The paintings spread across three sides, the fourth (the south wall) being pierced by a window which comprises the sole source of light in the room.1 This light first strikes the north wall with its parade of what we now call the allegories of good government. On the left sits a woman enthroned, holding a pair of scales with other characters gesturing around her; on the right, six women surround a great bearded old man sitting in state. These figures are all perched on a platform which places them on an intermediate level between the heaven of ideas (inspired by three theological virtues) and the ground of political action (where several different groups can be made out). This small wall comes between two lateral and completely different visions. On the east wall, twice as long, the effects of good government are displayed. The wall of the enclosure cuts the scene into two equal parts: first the happy city, where people work, dance and trade freely, then its countryside (the contado), where the land spreads out, arranged in harmony with the ordering of the city, as befits it. Opposite, on the west, the wall is not bipartite but tripartite, and on it we see, in a closer formation, the figures of bad government forming a court of vices presented as the monstrous double of the characters on the north wall. The effects of bad government on the city at war and on the dead land of the contado shape a landscape that is the complete opposite of that which adorns the east wall.
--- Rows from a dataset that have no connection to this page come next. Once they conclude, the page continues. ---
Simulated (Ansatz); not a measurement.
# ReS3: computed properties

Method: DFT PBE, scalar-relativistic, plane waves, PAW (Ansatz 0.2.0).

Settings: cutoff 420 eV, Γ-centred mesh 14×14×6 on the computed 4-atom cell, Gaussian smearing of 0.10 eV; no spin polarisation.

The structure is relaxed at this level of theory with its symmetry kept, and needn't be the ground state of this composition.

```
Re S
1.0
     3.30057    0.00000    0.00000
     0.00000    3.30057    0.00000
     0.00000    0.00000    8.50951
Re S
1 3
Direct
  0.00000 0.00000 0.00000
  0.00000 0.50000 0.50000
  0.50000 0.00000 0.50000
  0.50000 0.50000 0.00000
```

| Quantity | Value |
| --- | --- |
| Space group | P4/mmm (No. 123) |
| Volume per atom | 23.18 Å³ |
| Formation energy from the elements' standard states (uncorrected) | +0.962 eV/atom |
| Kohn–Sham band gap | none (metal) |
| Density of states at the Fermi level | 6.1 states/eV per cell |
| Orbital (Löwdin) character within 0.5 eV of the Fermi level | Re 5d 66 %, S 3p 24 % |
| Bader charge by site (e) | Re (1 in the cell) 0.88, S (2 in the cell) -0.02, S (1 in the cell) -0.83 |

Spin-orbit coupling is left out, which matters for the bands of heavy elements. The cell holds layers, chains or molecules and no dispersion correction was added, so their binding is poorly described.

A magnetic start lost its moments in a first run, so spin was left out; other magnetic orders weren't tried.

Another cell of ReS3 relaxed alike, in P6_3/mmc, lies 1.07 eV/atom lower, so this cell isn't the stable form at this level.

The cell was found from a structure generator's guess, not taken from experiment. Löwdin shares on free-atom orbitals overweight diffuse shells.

Ambrogio Lorenzetti’s fresco presents, with calm determination, nothing less than a political programme as it spreads over three of the four walls of the Sala della Pace (Hall of Peace) where the Nine (i.e. the nine magistrates who governed the commune) used to gather. It is a programme of breathtaking boldness, since it proclaims what is or ought to be the slogan of any republic: if this government is good, it is neither because it is inspired by some divine light, nor because it is embodied by men of quality; it is not even because it can draw on a more solid legitimacy or more eloquent justifications than other governments; it is simply because it produces beneficial effects on each person, benefits that are concrete and tangible, here and now – effects that everyone can see and everyone can benefit from, benefits that are, as it were, immanent to the order of the city.

Such is the nature of this capacious and extended narrative, this frieze now known as the ‘Fresco of Good Government’. But herein lies precisely the problem: by flattening it out this way, like a Trajan’s column whose ribbon we fictitiously unroll as it spirals upwards to the heavens, books (and this book too, inevitably, just like all the other books the fresco has inspired) fail to convey the physical effect it produces. For though this painting has unleashed a flood of words and a continuous torrent of bibliography, before becoming a commonplace topic for art historians or an obligatory stopping-off point for political historians, it is first and foremost a place – quite simply a place. Siena, Palazzo Pubblico, Sala della Pace: here it is. The work is intangible, inseparable from the place where it was born, like the tanned skin of some ancient building, a kind of great cadaver. To feel surrounded by colours and framed by signs: Daniel Arasse has described the suffocating beauty of these places of painting. When you first go to see the fresco, it is never in fact for the first time: you’ve seen so many reproductions of it. That is why, with art, we never get to our meetings on time: we always arrive too late. What is so striking when we do arrive is the paradoxical smallness of the site: just seven metres long for the north wall, and twice as long for the others. It is an imposing work: the figures are placed well above eye level, yet they seem well within our reach – and each of them remains modest in size. It’s like going back to a childhood home which has grown bigger in our memories. You look around and you say to yourself: ‘But it’s so small!’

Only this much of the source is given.